Devo Week 19
The Passover Lamb -- Death is Defeated
Encounters with God at places like the Garden of Eden, the Flood, and the Tower of Babel have created boundary events for human history. The same is true with the Jewish Feast of Passover. Names mean something in Jewish culture. Oftentimes they are a descriptive reality of a God encounter. The Passover represented the breaking-in of God as our Judge and Savior.
"For the Lord is our judge, the Lord is our lawgiver, the Lord is our king; it is he who will save us."
-- Isaiah 33:22
Key Concept: Names of Feasts
One of the clearest stories of God's judgment and mercy is the Passover event. The simplicity and beauty of God's wisdom is revealed in the word itself, pass over. This word referred to the angel of judgment. For every Jewish household who sacrificed a lamb and smeared its blood on their doorframe, the angel of death would pass over their house in mercy. But, if there was no blood upon the doorframe, their firstborn would die.
As far as I know, judgment is a concept familiar to all cultures and people. We found this to be true among both the Akha and Akeu. In Devotional 18, I shared about the Holy Spirit revealing to us how their village gate ceremony paralleled in meaning with the Jewish Passover. Even their ceremony's name, Law Kah, was revealing. Law means offering, and Kah means post. In other words, an "offering post" can be found within its very name. Not only are doors and gates similar symbols, but just as the Passover was fulfilled by Jesus' sacrifice, so too can the village gate ceremony be fulfilled by Jesus' death upon the Cross.
Whether the Jewish Passover, the Sawi peace child, or the Akha and Akeu village gate, feasts and rituals often reveal key understanding into the worldview of the people. Whomever you're trying to reach, studying their feasts and rituals is a good place to start in understanding why they do what they do and believe what they believe.
Key Word Definition: Passover
-- (verb) Breaking apart this word as pass-over, it really meant that for the Jews the angel of death passed over their house because of the blood of the lamb.
-- (noun) In Judaism, the holiday commemorating the Hebrews' liberation from slavery in Egypt and the “passing over” of the forces of destruction, or the sparing of the firstborn of the Israelites, when the Lord “smote the land of Egypt” on the eve of the Exodus.

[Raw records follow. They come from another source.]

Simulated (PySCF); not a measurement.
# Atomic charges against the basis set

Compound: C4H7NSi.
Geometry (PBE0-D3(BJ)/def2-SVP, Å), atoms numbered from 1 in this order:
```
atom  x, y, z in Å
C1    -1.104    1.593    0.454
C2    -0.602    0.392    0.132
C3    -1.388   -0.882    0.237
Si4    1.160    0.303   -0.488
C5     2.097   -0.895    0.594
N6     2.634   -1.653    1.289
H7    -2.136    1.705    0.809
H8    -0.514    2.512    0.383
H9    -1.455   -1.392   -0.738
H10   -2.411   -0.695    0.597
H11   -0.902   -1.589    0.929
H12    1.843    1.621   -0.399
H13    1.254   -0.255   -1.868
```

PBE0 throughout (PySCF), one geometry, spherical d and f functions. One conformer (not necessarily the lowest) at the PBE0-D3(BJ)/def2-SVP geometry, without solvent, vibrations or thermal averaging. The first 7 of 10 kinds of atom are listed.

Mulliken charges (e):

Excerpt from Devotional 19 with highlighted word:
"As light dispels darkness, so life defeats death. That was the victory that began at the Jewish Passover. The angel of death passed over every household that had applied the blood of a lamb to their doorframe. This key event was a foreshadowing of the life of Jesus."
Scripture: Exodus 12:23
"When the Lord goes through the land to strike down the Egyptians, he will see the blood on the top and sides of the doorframe and will pass over that doorway, and he will not permit the destroyer to enter your houses and strike you down."